LCA’s primary function is to serve as a science-based reporting tool for assessing a product’s environmental footprint. It helps identify hotspots and areas for improvement, enabling companies to further reduce their impact in alignment with their overall sustainability strategy.
Strategic security, competitiveness, and the path ahead
The global pursuit of sustainability is fundamentally reshaping international trade and raw material sourcing, making geopolitical risk inseparable from environmental strategy.
The EU Green Deal, while aiming for climate neutrality, promoted resource independency for Critical Raw Materials (CRM) and autonomy. This geopolitical tension mandates that nonwovens manufacturers view raw material security as paramount. Investment in domestic circularity—transforming European waste streams into reliable recycled feedstock—becomes a national security imperative. This strategy insulates the sector from global resource scarcity and trade volatility.
The need to mitigate risks like climate change, geopolitical issues, and trade disruption reinforces the need for deep value chain auditing. EDANA members must extend due diligence beyond direct suppliers to Tier 2 and Tier 3 raw material providers to ensure compliance with emerging standards and protect the organisation’s reputation by verifying ethical sourcing globally.
Can we learn from other industries? Yes, by observing how sectors like textiles have had to rapidly redesign products and secure new raw material sources due to regulation and resource constraints. The nonwovens sector must similarly engineer comprehensive, cost-effective end-of-life recovery pathways that secure a long-term, price-stable feedstock supply.

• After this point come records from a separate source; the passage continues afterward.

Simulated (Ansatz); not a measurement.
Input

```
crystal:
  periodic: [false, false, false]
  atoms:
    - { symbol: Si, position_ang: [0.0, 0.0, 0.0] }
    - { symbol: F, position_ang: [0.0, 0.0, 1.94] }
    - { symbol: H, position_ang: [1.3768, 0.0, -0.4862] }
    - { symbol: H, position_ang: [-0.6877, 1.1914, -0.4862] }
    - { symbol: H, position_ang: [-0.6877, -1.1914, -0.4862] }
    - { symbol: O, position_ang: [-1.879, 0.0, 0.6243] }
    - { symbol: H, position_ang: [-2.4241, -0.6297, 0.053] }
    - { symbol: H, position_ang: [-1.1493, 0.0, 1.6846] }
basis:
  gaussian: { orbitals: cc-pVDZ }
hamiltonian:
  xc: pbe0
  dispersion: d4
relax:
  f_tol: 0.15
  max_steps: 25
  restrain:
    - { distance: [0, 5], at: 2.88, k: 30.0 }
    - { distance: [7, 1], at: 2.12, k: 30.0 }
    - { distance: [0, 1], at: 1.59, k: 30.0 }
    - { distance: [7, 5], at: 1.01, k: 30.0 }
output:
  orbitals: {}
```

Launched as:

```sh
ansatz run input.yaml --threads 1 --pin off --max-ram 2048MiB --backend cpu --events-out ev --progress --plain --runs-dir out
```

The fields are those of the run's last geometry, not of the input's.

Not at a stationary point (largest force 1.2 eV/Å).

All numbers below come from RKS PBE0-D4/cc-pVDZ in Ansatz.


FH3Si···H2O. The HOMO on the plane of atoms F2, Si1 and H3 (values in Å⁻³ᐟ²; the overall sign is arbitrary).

The sustainability transition is, therefore, a non-negotiable strategic disruption. Success hinges on transforming external pressures—from geopolitical risk to dynamic regulatory mandates—into drivers for internal innovation and efficiency.
The industry needs to rethink nonwoven production. Sustainability moves beyond being a cost centre; it is a powerful value driver and the only reliable path to future-proof the business. We must embrace a proactive strategy where investment in European-based recycling and deep supply chain auditing are treated as essential capital expenditure for strategic security. The coming decade will reward companies that turn sustainability into strategic capability rather than a compliance exercise.